- ECB asked Paschi to reduce non-performing loans over 3 years
- Paschi fell to record low; market value below 1 billion euros
Banca Monte dei Paschi di Siena SpA led Italian banks to record lows in Milan, succumbing to fresh concerns that the country’s lenders are under pressure to raise capital.
Monte Paschi plunged 14 percent to 32.9 cents, the lowest since the stock began trading in 1999. The bank has lost about 73 percent this year, reducing its market value below 1 billion euros ($1.1 billion).
The European Central Bank has asked Monte Paschi to offload more than 14 billion euros of gross non-performing loans over three years, which would reduce the burden to 20 percent of total loans, the bank said in a statement Monday. Monte Paschi, Italy’s third-largest bank, had 46.9 billion euros of soured debt at the end of 2015, the bank said.
Selling such a large stock of soured loans “could lead the bank to seek additional capital that investors are not available to provide,” said Vincenzo Longo, a strategist at IG markets in Milan. “The government’s moves to seek easier rules to support Italian banks underscores the difficulty of the weakest ones, adding pressure to the industry.”
The request is part of the central bank’s regular supervisory dialogue, a euro-area official said by phone, asking to not be identified because the matter is private. The ECB hasn’t used early intervention powers against Monte Paschi, the official said.
Italian newspaper la Repubblica reported the ECB move earlier, describing it as a pre-emptive measure to avoid a resolution plan.
Monte Paschi has sold 2 billion euros of bad loans since 2015, toward a goal of 5.5 billion euros in such disposals by 2018. Chief Executive Officer Fabrizio Viola said in May that he may accelerate the effort.
Italian Prime Minister Matteo Renzi is exploring measures to support the nation’s banks after Britain’s vote to leave the European Union exacerbated a selloff in Italy’s lenders. Injecting capital is among the measures under consideration, people with knowledge of matter have said.
A number of solutions are possible for "addressing liquidity and capital shortages in banks without adverse effects on retail investors," Ricardo Cardoso, a spokesman for the European Commission, said at press conference in Brussels.
Renzi’s efforts to shore up Italy’s banks ran into a roadblock last week, when German Chancellor Angela Merkel insisted on sticking to rules introduced after the financial crisis to prevent taxpayer bailouts. The government in Rome is considering measures that may inject as much as 40 billion euros into banks, according to a person with knowledge of the plans. The commission has approved as much as 150 billion euros in government liquidity guarantees for lenders as a precautionary measure.

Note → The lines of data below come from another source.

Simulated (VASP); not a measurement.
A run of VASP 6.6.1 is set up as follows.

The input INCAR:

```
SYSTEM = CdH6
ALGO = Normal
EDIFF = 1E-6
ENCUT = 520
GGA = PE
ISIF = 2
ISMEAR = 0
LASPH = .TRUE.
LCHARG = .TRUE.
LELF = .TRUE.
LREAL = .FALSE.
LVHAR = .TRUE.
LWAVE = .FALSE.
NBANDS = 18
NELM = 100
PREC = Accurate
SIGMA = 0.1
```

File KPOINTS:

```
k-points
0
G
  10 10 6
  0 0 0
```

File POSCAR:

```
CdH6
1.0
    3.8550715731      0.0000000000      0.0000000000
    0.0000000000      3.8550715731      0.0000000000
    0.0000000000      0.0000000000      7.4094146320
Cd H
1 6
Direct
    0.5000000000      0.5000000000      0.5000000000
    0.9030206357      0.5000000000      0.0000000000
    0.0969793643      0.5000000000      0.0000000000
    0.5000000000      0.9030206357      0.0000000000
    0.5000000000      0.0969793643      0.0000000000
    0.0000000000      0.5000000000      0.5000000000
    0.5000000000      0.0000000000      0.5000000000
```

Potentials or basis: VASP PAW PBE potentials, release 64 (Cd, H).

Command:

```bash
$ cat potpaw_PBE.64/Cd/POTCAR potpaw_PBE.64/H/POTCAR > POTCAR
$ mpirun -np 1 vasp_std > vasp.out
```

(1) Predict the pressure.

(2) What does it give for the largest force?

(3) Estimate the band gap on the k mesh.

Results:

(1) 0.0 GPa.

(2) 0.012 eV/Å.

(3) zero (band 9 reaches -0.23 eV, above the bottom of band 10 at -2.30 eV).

“We believe it will be difficult to reach the political consensus necessary to inject public funds as equity,” Fitch analysts Francesca Vasciminno and Cynthia Chan wrote in a note on Monday.
Upcoming Stress Tests
Seven of the 10 worst performers in the STOXX 600 Banks Index were Italian lenders, with Banca Popolare dell’Emilia Romagna dropping 7 percent, the most after Paschi, and Banco Popolare down 4.5 percent. The benchmark index, which tracks 48 banks, dropped 1.6 percent.
Regulators are pressing Italian banks to clean up their balance sheets and build up their buffers against losses. Europe’s biggest banks are undergoing stress tests, the first since the region’s 2014 asset review, with results expected at the end of July.
“Banks with the weakest results could experience increasing market pressure for action on capital,” Manuela Meroni, an analyst at Banca IMI SpA, wrote in a note on Monday. “We consider UniCredit and Monte Paschi in the weakest positions."